Mean virulence across all treatments w/ dropped NaN: 0.7500000000000013
Mean virulence across all treatments w/ filled NaN: 0.642857142857144


### Mean

The mean performance of an experiment gives a good idea of how the experiment will
turn out *on average* under a given treatment.

Conveniently, DataFrames have all kinds of built-in functions to perform standard
operations on them en masse: `add()`, `sub()`, `mul()`, `div()`, `mean()`, `std()`, etc.
The full list is located at: http://pandas.sourceforge.net/generated/pandas.DataFrame.html

Thus, computing the mean of a DataFrame only takes one line of code:

In [12]:
from pandas import *

print("Mean Shannon Diversity w/ 0.8 Parasite Virulence =", experimentDF[experimentDF["Virulence"] == 0.8]["ShannonDiversity"].mean())

Mean Shannon Diversity w/ 0.8 Parasite Virulence = 1.2691338187999996


### Variance

The variance in the performance provides a measurement of how consistent the results
of an experiment are. The lower the variance, the more consistent the results are, and
vice versa.

Computing the variance is also built in to pandas DataFrames:

In [13]:
from pandas import *

print "Variance in Shannon Diversity w/ 0.8 Parasite Virulence =", experimentDF[experimentDF["Virulence"] == 0.8]["ShannonDiversity"].var()

SyntaxError: invalid syntax (<ipython-input-13-9d187b3a8556>, line 3)

### Standard Error of the Mean (SEM)

Combined with the mean, the SEM enables you to establish a range around a mean that
the majority of any future replicate experiments will most likely fall within.

pandas DataFrames don't have methods like SEM built in, but since DataFrame
rows/columns are treated as lists, you can use any NumPy/SciPy method you like on them.

In [None]:
from pandas import *
from scipy import stats

print("SEM of Shannon Diversity w/ 0.8 Parasite Virulence =", stats.sem(experimentDF[experimentDF["Virulence"] == 0.8]["ShannonDiversity"]))

A single SEM will usually envelop 68% of the possible replicate means
and two SEMs envelop 95% of the possible replicate means. Two
SEMs are called the "estimated 95% confidence interval." The confidence
interval is estimated because the exact width depend on how many replicates
you have; this approximation is good when you have more than 20 replicates.

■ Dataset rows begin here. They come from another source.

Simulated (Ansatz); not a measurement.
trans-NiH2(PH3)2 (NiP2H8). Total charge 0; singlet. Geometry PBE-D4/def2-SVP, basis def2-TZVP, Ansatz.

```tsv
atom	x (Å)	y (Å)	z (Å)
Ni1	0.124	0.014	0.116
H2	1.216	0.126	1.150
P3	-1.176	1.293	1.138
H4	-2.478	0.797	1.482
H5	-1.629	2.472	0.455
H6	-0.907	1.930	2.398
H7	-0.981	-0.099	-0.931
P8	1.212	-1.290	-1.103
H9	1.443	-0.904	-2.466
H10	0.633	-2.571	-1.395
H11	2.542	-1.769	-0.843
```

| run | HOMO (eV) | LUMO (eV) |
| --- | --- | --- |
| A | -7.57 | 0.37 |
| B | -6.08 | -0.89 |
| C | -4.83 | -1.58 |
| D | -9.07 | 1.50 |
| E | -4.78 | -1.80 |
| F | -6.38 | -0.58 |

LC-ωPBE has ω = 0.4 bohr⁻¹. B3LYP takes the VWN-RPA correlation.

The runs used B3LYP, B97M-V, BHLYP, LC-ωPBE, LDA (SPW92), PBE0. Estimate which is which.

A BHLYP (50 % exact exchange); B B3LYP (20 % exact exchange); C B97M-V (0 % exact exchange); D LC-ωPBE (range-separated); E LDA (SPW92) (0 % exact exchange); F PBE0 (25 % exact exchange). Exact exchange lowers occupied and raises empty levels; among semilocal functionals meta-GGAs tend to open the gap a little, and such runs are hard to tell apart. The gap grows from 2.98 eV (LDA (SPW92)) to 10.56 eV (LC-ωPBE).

### Mann-Whitney-Wilcoxon (MWW) RankSum test

The MWW RankSum test is a useful test to determine if two distributions are significantly
different or not. Unlike the t-test, the RankSum test does not assume that the data
are normally distributed, potentially providing a more accurate assessment of the data sets.

As an example, let's say we want to determine if the results of the two following
treatments significantly differ or not:

In [None]:
# select two treatment data sets from the parasite data
treatment1 = experimentDF[experimentDF["Virulence"] == 0.5]["ShannonDiversity"]
treatment2 = experimentDF[experimentDF["Virulence"] == 0.8]["ShannonDiversity"]

print("Data set 1:\n", treatment1)
print("Data set 2:\n", treatment2)

A RankSum test will provide a P value indicating whether or not the two
distributions are the same.

In [None]:
from scipy import stats

z_stat, p_val = stats.ranksums(treatment1, treatment2)

print("MWW RankSum P for treatments 1 and 2 =", p_val)

If P <= 0.05, we are highly confident that the distributions significantly differ, and
can claim that the treatments had a significant impact on the measured value.

If the treatments do *not* significantly differ, we could expect a result such as
the following:

In [None]:
treatment3 = experimentDF[experimentDF["Virulence"] == 0.8]["ShannonDiversity"]
treatment4 = experimentDF[experimentDF["Virulence"] == 0.9]["ShannonDiversity"]

print("Data set 3:\n", treatment3)
print("Data set 4:\n", treatment4)

In [None]:
z_stat, p_val = stats.ranksums(treatment3, treatment4)

print("MWW RankSum P for treatments 3 and 4 =", p_val)

With P > 0.05, we must say that the distributions do not significantly differ.
Thus changing the parasite virulence between 0.8 and 0.9 does not result in a
significant change in Shannon Diversity.

### One-way analysis of variance (ANOVA)

If you need to compare more than two data sets at a time, an ANOVA is your best bet. For
example, we have the results from three experiments with overlapping 95% confidence
intervals, and we want to confirm that the results for all three experiments are not
significantly different.

In [None]:
treatment1 = experimentDF[experimentDF["Virulence"] == 0.7]["ShannonDiversity"]
treatment2 = experimentDF[experimentDF["Virulence"] == 0.8]["ShannonDiversity"]
treatment3 = experimentDF[experimentDF["Virulence"] == 0.9]["ShannonDiversity"]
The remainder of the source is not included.